With tens of millions of copies sold in over 80 languages, The Alchemist may not need my praise. This reading is either my third or fourth time. I thought it would be a good selection for my book club, and I’m looking forward to our discussion next week. It’s clearly written and may seem like simple writing, but it has so many ideas, thoughts, and phrases throughout the work. Terms like ‘Personal Legend,’ ‘The Soul of the World,’ ‘Universal Language,’ and utilized. The work features themes of destiny, drive, love, passion, and ambition throughout. I’m going to attempt not to give spoilers. Once you read it, you know the basic plot and the ending. But on rereading it, maybe once a decade, you get so many more life lessons to learn or relearn.
Without trying to spoil it, the basic premise is that the main character, the boy from Spain, has a dream of something he wants to attain. Then he goes through ordeals and setbacks along the way in his pursuit of achieving his goal. Early on in the book, he meets a glass merchant in Africa who has settled into a comfortable life. The glass merchant’s goal as a muslim was to take the pilgrimage to Mecca. But he was older, set in his ways, and may never make that journey.
The whole idea of whether the boy attains his dream and what people want in life is a powerful one. When people are young, everyone has a dream. But not everyone has the ambition to go through the hoops and tribulations to achieve their goals. As people grow up, they often settle into a career, a family, or a way of living. The positive message of this novel is that everyone can, in some way, achieve their own ambitions with enough discipline, practice, patience, and help from others.

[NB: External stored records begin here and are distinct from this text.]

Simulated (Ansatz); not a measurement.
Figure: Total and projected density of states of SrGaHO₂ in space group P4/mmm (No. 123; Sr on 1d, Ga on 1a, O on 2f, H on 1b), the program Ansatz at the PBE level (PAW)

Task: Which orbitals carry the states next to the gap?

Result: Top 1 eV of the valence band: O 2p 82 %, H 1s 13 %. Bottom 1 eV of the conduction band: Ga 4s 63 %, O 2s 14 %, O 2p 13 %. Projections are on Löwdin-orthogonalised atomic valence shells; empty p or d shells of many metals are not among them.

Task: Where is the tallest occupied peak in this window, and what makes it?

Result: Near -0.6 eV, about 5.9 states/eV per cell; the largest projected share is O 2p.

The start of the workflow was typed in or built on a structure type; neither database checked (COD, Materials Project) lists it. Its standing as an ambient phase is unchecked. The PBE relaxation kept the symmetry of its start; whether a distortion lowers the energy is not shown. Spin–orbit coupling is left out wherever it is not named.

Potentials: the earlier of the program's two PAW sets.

When the boy meets and works for the merchant, he stays for a year. At specific points, he lost sight of his goal and worked hard to help the merchant make his shop successful. By learning a trade and excelling at it, he became a stronger person overall, and that experience ultimately benefited him later.
At one point in the desert, someone tells the boy how to survive the desert. One must focus only on the present. Not paying attention could get one killed. Another gem of philosophy is the use of time. People who dwell on the past can become stuck and never move forward. People focused on the future will bring more heartbreak at every failure, and so forth. The last two sentences I just made up. The reader can interpret these little nuances in a variety of ways, or with the reader’s own little take on it.
The novel does have some magical elements that are purely fiction, but those do not detract from the little truths spread out on every page. Paulo Coelho must have done a lot of research and crafted this masterpiece carefully.
I could go on, but it’s Saturday and this is enough for a blog post. Anyway, if you haven’t already read The Alchemist, do so. And if you haven’t read in years, it’s worth a reread even if you remember the basic storyline.